Nelson Mandela Bay businesses and residents must not be penalised with higher fuel prices, to compensate fuel wholesalers for additional costs of trucking fuel to the metro, due to repairing of the fuel berth in the Port of Port Elizabeth by Transnet.

If Minister of Mineral & Petroleum Resources,  Gwede Mantashe approves an application by the Liquid Fuels Wholesalers Association (LFWA) to temporarily rezone the metro and surrounding areas as an “inland region” with respect to fuel prices, the anticipated petrol price decrease for October could be reduced by as much as 30c/litre. For example, a decrease of R1,20 per litre for ULP would result in a revised petrol price decrease of R0,90 per litre for Nelson Mandela Bay. This would also erode the benefits of any future fuel price decreases.

The Nelson Mandela Bay Business Chamber, representing approximately 700 businesses in the metro, has called on the Minister to instead implement an equitable solution that addresses the concerns of the LFWA, but does not unfairly disadvantage local businesses and residents.

“While we accept that the LFWA’s members are in the untenable position of incurring additional costs that they cannot recover, it is blatantly unfair to transfer this burden onto the shoulders of the people and citizens of Nelson Mandela Bay.

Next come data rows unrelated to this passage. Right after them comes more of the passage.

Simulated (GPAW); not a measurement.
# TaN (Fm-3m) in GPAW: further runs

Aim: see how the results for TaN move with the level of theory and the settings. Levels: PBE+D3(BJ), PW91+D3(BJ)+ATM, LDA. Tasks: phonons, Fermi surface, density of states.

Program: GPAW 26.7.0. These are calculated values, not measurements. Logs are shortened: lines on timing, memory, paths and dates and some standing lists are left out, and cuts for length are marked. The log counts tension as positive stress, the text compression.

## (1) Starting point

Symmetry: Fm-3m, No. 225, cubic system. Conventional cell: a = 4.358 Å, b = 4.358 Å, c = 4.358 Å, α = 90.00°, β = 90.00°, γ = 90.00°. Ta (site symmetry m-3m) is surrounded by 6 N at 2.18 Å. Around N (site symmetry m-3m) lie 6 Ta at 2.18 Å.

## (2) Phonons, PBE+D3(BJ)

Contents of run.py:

“The Eastern Cape economy is in recession and has amongst the highest unemployment rates in the country. The impact of an unnecessary and unfair increase in fuel prices is of grave concern, especially given the knock-on effect on food and transportation costs, as well as the costs of doing business in a metro where we need to be protecting investments and jobs,” NMB Business Chamber chief executive Denise van Huyssteen said.

The threat to fuel prices and security of fuel supply to the metro follows an accident in the Port of Port Elizabeth in June, that caused the closure of the fuel berth, requiring fuel to be delivered instead by road from the East London harbour to the metro.

Van Huyssteen said that the LFWA had advised the Chamber that the extra costs incurred by the fuel wholesalers and transporters cannot be recovered under the wholesale fuel pricing regulations, while indications from Transnet are that the berth will not be in operation before January next year.

“While the LFWA argues that the increase to inland fuel pricing will be ‘but a small fraction’ of the October price reduction, it remains unacceptable that businesses and residents in the metro should pay the price for a problem not of their making.

“Transnet must expedite the repairs with the necessary urgency and in the meantime the ministers of Transport and of Mineral Resources and Energy need to find a workable solution to address the cost concerns and the delivery of fuel to a city with two ports,” Van Huyssteen said.

The Business Chamber previously wrote to the ministers of Transport, Mineral Resources and Energy, and Trade, Industry and Competition in August following a request by the LFWA that the metro be exempted from the September fuel price decrease and which fortunately did not transpire.

Van Huyssteen said that a further appeal had now been sent to Minister Mantashe to reject the LFWA’s rezoning application and to find a workable solution that would not pass the fuel industry’s additional costs onto consumers.